They Might Be Giants Bring Chicago a Witty, High-Energy Vic Theatre Run That Blends Old Favorites With New Songs
CHICAGO, IL — They Might Be Giants turned Friday night at the Vic Theatre into a comic, fast-moving showcase that felt equal parts concert and inside joke. The band’s first of three Chicago shows gave fans a set packed with longtime favorites, newer material and the kind of offhand stage banter that has helped define the duo for decades.
Co-founders John Flansburgh and John Linnell still lead the group with sharp timing and an easy command of the room. Even when Flansburgh paused to check notes near his amplifier, Linnell’s dry reply made clear the band was operating exactly as planned.
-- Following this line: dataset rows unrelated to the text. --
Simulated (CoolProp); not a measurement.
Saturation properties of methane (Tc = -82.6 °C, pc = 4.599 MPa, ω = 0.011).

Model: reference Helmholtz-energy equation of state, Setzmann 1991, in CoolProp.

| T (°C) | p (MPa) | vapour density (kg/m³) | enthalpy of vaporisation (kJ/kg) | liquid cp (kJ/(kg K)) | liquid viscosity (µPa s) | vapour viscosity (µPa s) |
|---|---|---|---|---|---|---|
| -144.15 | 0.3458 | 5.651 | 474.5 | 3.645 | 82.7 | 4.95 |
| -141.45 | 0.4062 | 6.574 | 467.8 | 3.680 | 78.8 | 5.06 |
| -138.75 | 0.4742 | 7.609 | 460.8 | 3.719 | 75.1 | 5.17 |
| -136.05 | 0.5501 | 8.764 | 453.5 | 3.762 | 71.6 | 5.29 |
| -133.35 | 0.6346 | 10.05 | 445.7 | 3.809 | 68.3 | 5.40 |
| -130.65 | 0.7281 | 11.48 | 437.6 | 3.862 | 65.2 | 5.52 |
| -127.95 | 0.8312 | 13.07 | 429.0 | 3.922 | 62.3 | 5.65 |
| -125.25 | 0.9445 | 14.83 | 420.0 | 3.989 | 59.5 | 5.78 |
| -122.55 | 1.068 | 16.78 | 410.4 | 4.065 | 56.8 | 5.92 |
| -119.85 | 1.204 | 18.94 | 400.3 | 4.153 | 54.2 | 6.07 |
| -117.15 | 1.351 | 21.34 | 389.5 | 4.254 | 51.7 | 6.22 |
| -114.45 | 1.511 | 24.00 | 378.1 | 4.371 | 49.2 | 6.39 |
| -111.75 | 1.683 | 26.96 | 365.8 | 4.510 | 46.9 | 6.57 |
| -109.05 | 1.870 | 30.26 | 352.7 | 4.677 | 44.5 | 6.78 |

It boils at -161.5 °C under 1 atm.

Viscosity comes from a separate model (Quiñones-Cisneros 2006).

A 40-year catalog still lands like a punch line and a singalong
The show leaned on material from the band’s early years, including songs from the 1988 album Lincoln and the college-rock staple “Ana Ng.” But the audience also responded strongly to newer work from The World to Dig, the group’s 24th album, released in April.
That balance mattered. Flansburgh joked about the idea of playing new songs for a legacy-act crowd, then watched the fresh material hold its own. A cover of the Raspberries’ “Overnight Sensation (Hit Record)” and the absurdist single “Wu-Tang” both drew attention for their harmonies, melodies and tight band interplay.
The Vic show became a showcase for brass, banter and wildly elastic arrangements
Three horn players expanded the band’s sound throughout the night, pushing familiar songs into new territory. Saxophone, trumpet, euphonium and trombone added swing, brass-band lift and extra comic punch to performances of “Cowtown,” “Istanbul (Not Constantinople),” “Particle Man” and other favorites.
The stage banter was nearly a second act of its own. Flansburgh joked about splitting the concert into two sets and serving as the band’s own opening act, while also riffing on Chicago sports, museum visits and the crowd’s glasses-to-beards ratio. The jokes landed because the music stayed nimble and precise.
Chicago fans got a reminder that the duo’s offbeat spark still feels fresh
By the time the band closed with “Doctor Worm,” the room had been through brass flourishes, psychedelic detours, novelty snatches and crowd singalongs. That breadth is part of why They Might Be Giants continue to feel durable rather than nostalgic.
The Chicago run still had more to come, with Sunday tickets available at the time of writing. For fans, the Vic performance suggested the band remains a reliable live act: playful, musically disciplined and still able to turn absurdity into something surprisingly exuberant.